When I decided to take a year off before starting university, I had no idea that it would take me through the incredible journey that I’ve been on for the past 14 months. I could never have imagined that that one single decision would lead me to all the amazing things that I’ve experienced, all the people I’ve met.
I find it hard to look back on the time I spent in Asia, especially lately because within a couple weeks time it will be one year since I made my way to the airport, thinking I must be absolutely insane to join a bunch of strangers and travel to third world countries with them. And I know that the 3 months following this anniversary the thought of ‘Last year this time I was ….’ will be inevitably in the back of mind. I can already feel the weight of nostalgia on my heart.
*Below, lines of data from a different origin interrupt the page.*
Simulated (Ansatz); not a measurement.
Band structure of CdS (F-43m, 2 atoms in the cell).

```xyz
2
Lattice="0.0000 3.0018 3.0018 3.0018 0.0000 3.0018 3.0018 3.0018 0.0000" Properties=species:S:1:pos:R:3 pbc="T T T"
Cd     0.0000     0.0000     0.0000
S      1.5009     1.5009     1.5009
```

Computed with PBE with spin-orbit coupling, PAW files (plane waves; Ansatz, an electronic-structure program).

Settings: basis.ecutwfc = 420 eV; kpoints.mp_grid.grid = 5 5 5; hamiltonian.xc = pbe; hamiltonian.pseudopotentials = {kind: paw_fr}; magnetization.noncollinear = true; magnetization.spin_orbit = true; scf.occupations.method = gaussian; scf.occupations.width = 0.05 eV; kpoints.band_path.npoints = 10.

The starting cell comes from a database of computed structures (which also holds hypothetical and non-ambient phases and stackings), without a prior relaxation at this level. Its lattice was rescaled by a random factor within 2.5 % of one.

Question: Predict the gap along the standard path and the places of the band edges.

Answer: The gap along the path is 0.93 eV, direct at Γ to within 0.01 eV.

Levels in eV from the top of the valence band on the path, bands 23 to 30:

I’m still trying to find the balance between remembering and consigning the memories to somewhere deep in my heart. Regardless, thoughts of my travels come and go throughout each and every day. Thoughts of falling in love so many different times, of poetry found in the mountains, oceans and people, of eyes I’ve stared into, of souls I’ve fallen into, of stories heard, of hearts touched. Each day was truly so divine and enriching. It honestly feels like it was just a dream. There’s no way any of that was real, right?
On top of the travelling I was so very fortunate to do, over the past year so many other things have changed for me. I’ve made so many new friends, lost some old ones. I’ve started two new jobs, started learning another language (all at the same time). I’ve gained a monetary debt I didn’t ever plan to have and I have worked hard to pay it off. I’ve pushed myself to limits, yet I’ve taken the time to stop and smell the flowers. I’ve weighed more than I ever have…and then lost it. I’ve had the worst haircuts (that’s right, multiple) of my entire life and am finally ending up with hair that is extremely healthy; and now I really appreciate my hair. I can now touch my toes. I’ve lost a lot of sleep, and have gained an appreciation for the opportunities to go to bed early. I’ve been the happiest and the saddest I’ve ever been, and realized how important it is to have a positive outlook and attitude. I’ve become a gardener; I’ve done a lot of ‘weeding’, and have ‘planted’ a lot of ‘seeds’. I’ve done so many things to purify the state of my body, my temple. I’ve been inspired, and shown a lot of love. I’ve been discouraged. I’ve cried tears of many different kinds. I think I’ve brightened days. I’ve learned the art of patience, of standing by and surrendering to the universe. I’ve learned to have faith. I’ve seen God in ways I haven’t before, I’ve seen God in myself. I’ve been to a wedding. I’ve gained an awful shopping addiction. I’ve been touched deeply by so many. I’ve healed. I’ve worked hard and experienced the payoff. I’ve experienced generosity. I’ve stayed up all night and then worked all day. I’ve felt new kinds of love and I’ve surprised myself with the amount of love that I am capable of. I’ve found pleasure in simple things. I’ve gained faith in karma, and belief in the possibility of reincarnation. I’ve gained insight, and maybe even wisdom. I’ve become even more independent. I’ve gained a true sense of the beginning of inner peace. I’ve learnt to prioritize, and gained an appreciated for time spent alone. I’ve remained vegetarian, and realized the importance of caring for the world that we live in. I’ve really become a glass-half-full kind of girl. I’ve read and I’ve wrote. I think most importantly though, I’ve attained gratitude.
I have done such an enormous amount in this one year. Yet, I’m about to step into the next chapter of my life where I’m supposed to change and grow a substantial amount.
What could this next chapter possibly hold that this past year hasn’t?
Last fall I had decided that I was going to take another year off after this one, then decided that I wasn’t going to go to school at all, and now here I am about to into Anthropology at the University of Calgary…and I’m surprising myself with the excitement I have! I have learnt so much more over this year not in school, I have no idea how university is going to compare. I don’t really know what to expect or where I’ll end up though all of this. But I know that I am so excited to learn. That’s always what I seem to be doing, one way or another. Maybe some structure with that might do me some good; especially when I’m choosing what classes, what I’m interested in what I’m learning and what schedule suits me.
Thank you to each and every single person who made this past year what it was, from my little sister in Tibet, to the friends that became family while backpacking , to the wonderful people who became my friends during my incredible summer job, and every single in between. It’s thanks to all of you that I’ve experienced, grown, laughed, learnt, and loved.
“I am learning every day to allow the space between where I am and where I want to be to inspire me and not terrify me.”